Operational performance

response latency (alert → action)
escalation time (alert → responsible authority engaged)
system availability/uptime

ii.

Signal quality in use

false alarm rate in operational context
missed event rate (including late alerts)
alert fatigue indicators (e.g., ignored alerts over time)

iii.

Inclusion and legitimacy

alert reach by vulnerability group
complaint rate and complaint concentration
contestation resolution time

iv.

Accountability and learning

audit trail completeness
post-incident review completion
corrective action closure rate

These indicators are designed to complement hydrological evaluation metrics rather than supplant them, ensuring that both operational performance and legitimacy are evaluated alongside model accuracy.
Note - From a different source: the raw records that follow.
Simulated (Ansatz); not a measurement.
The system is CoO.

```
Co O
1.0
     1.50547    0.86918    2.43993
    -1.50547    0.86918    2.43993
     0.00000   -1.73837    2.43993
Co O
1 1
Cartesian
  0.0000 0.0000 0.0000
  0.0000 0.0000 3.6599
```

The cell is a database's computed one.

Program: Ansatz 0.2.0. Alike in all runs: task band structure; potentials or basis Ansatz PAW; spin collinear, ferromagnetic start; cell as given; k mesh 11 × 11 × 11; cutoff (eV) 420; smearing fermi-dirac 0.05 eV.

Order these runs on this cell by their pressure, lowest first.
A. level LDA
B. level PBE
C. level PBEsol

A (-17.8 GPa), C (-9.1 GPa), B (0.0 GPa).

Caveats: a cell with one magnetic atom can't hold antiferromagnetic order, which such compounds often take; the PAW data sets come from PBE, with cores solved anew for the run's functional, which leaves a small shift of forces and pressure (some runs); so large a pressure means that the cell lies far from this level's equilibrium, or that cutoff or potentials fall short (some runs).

4.8. Transitioning from Legitimacy Deficits to Predictable Incident Risk

The section illustrates how gaps in legitimacy and contextual validity lead to predictable incident pathways. This means that evaluators can utilise the Legitimacy Stress-Test not only to outline governance conditions but also to predict which failures are likely to occur unless appropriate mitigations are implemented.

5. Illustrative Case: Applying the Legitimacy Stress-Test to an AI–IoT Flood Early Warning System

This case-based walkthrough demonstrates how to use the Legitimacy Stress-Test in an AI-IoT water decision framework. The aim is to show the tool's practical application: evaluators can assess contextual legitimacy, identify incident paths, and suggest governance improvements. This approach supports the integration of advanced modeling with practical use and offers a protocol for evaluators.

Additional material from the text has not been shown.